Hi Captain,
Thank you very much.
My understanding looking at the restatements in Note 17 of the account 31 March 2018 I see the following:
Page 83 - 31 March 2018 accounts
17.7 Other
Included in other restatements:
• Inflated income which has resulted in both operating profit and assets being overstated;
• Incorrect application of group accounting principles in the light of new factors;
• Disposition of assets without appropriate security, leading to concern regarding recoverability of
these assets;
• Incorrect classification of assets and liabilities;
• A reduction in treasury shares and dilutive instruments becoming anti-dilutive due to an operating
loss attributable to ordinary shareholders during the period; and
• Reclassification of non-current liabilities to current as a result of the impact of other restatements on debt covenants
In pages 76-77 Income statement – Restated 31 March 2017
Profit/(loss) for the period - (941)
In pages 74-75 Balance Sheet – Restated 31 March 2017
Total Assets – (7229)
Liabilities = (335) got this from liabilities – equity
Therefore total impairments to note 17.7 Other is (8495)

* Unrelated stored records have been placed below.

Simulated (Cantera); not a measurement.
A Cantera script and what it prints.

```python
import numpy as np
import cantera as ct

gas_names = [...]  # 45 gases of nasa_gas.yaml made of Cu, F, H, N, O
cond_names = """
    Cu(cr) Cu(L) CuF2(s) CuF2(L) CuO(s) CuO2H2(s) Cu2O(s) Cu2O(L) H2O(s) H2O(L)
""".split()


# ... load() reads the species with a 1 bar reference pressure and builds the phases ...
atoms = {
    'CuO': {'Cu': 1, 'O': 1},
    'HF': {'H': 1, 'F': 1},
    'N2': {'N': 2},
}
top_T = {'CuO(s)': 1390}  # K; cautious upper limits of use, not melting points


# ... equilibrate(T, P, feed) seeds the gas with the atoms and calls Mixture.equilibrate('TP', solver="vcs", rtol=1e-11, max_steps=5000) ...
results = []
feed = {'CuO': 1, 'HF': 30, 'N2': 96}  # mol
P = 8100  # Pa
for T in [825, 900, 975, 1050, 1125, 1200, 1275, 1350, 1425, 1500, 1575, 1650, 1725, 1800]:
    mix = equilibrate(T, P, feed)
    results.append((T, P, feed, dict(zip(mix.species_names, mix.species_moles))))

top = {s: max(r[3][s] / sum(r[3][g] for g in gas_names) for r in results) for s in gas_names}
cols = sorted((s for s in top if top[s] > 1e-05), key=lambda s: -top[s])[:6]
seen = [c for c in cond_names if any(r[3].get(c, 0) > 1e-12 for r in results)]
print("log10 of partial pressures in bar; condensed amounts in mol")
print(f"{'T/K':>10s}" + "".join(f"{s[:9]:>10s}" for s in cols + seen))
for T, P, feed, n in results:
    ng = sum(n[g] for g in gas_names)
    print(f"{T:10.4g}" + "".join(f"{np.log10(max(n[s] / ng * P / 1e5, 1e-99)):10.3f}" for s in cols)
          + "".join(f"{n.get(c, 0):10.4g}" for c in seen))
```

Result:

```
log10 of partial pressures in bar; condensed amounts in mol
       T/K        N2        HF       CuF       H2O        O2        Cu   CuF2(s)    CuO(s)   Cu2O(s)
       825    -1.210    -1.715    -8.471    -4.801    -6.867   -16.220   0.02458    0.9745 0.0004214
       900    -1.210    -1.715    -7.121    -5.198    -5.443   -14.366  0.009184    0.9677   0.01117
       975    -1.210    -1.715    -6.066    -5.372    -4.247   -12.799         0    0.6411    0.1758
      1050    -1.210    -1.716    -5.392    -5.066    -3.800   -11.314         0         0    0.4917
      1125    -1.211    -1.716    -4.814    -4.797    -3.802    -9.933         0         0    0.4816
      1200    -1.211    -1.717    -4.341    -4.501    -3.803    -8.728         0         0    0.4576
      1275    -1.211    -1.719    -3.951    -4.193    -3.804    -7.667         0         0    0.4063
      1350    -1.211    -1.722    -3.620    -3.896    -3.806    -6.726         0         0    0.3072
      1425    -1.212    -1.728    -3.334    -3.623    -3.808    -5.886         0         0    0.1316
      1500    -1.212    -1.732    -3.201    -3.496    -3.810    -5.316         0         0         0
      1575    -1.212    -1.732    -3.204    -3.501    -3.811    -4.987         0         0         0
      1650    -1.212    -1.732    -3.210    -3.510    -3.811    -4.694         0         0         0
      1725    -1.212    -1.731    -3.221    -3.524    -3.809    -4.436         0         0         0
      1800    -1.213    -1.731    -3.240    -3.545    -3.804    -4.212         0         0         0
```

So does this mean that enough impairments done?
Your comments appreciated.
Best Regards,
DTD
Hi DTD,
Its a long question and and answer. If I don't do it justice here, send me your private e-mail and I can update you away from this ShareChat platform. Don't want to be accused of being a guru and all that. I'm also not sure how much of an accounting boffin you are - you sound quite clued up. But here goes...
A lot more than just impairments because of fraud is taking place on this adjustment reconciliation.
1. Eg. correction of a legitimate accounting process where a Purchase Price Adjustment is required for Mattress Firm and Poundland (17.1);
2. impairments because the Goodwill and Intangibles carrying value is more than their realizable value [this is indirectly related to the fraud - a result of the higher WACC brought on by the fraud] (17.2 & 17.3);
3. Impairments of Property Plant and Equip (17.4) - this is the fraud on the Hemisphere properties
4. Correction of POCO from consolidation to Equity treatment (17.5) - not a direct fraud. This was the Court decision, with Steinhoff only owning 50% and not having control
5. Correction of Habufa (17.6) consolidation to Equity treatment - again as far as I can tell, not a fraud but an incorrect interpretation and treatment incorrectly treating Habufa as under Steinhoff control when it was not
6. All other transactions that did not fit into the above were accounted for as other - this is mostly (but not all fraud related)
Don't get too hung on about the Non-current assets being reclassified as current assets. This is due because Steinhoff is in technical breach of its debt covenants and obligations, and the non-current liabilities is classified as current. The amounts contra each other out, so there is no material impact overall.
Always remember the accounting equation of Assets = Equity + Liabilities
With that in mind, you see that the total assets impaired is € 12 334 (from previous € 36 670 to € 22 336).
We need to get a corresponding € 12 334 adjustment to the Equity and Liabilities for the Accounting Equation to balance.
For 1H17, the impact of the above asset impairments was € 10 943 for equities (€ 16 635 to € 5 692); and € 1 391 for total liabilities.
Check: € 10 943 + € 1 391 = € 12 334
So the Balance Sheet has been mostly cleaned up if not entirely cleaned up.
All these impairments has to affect the Equity, and this is reflected on the statement of changes in equity on page 49 where see the correction of € 10 161. The difference to the total impairments/adjustments is due to the deferred tax and other tax treatments.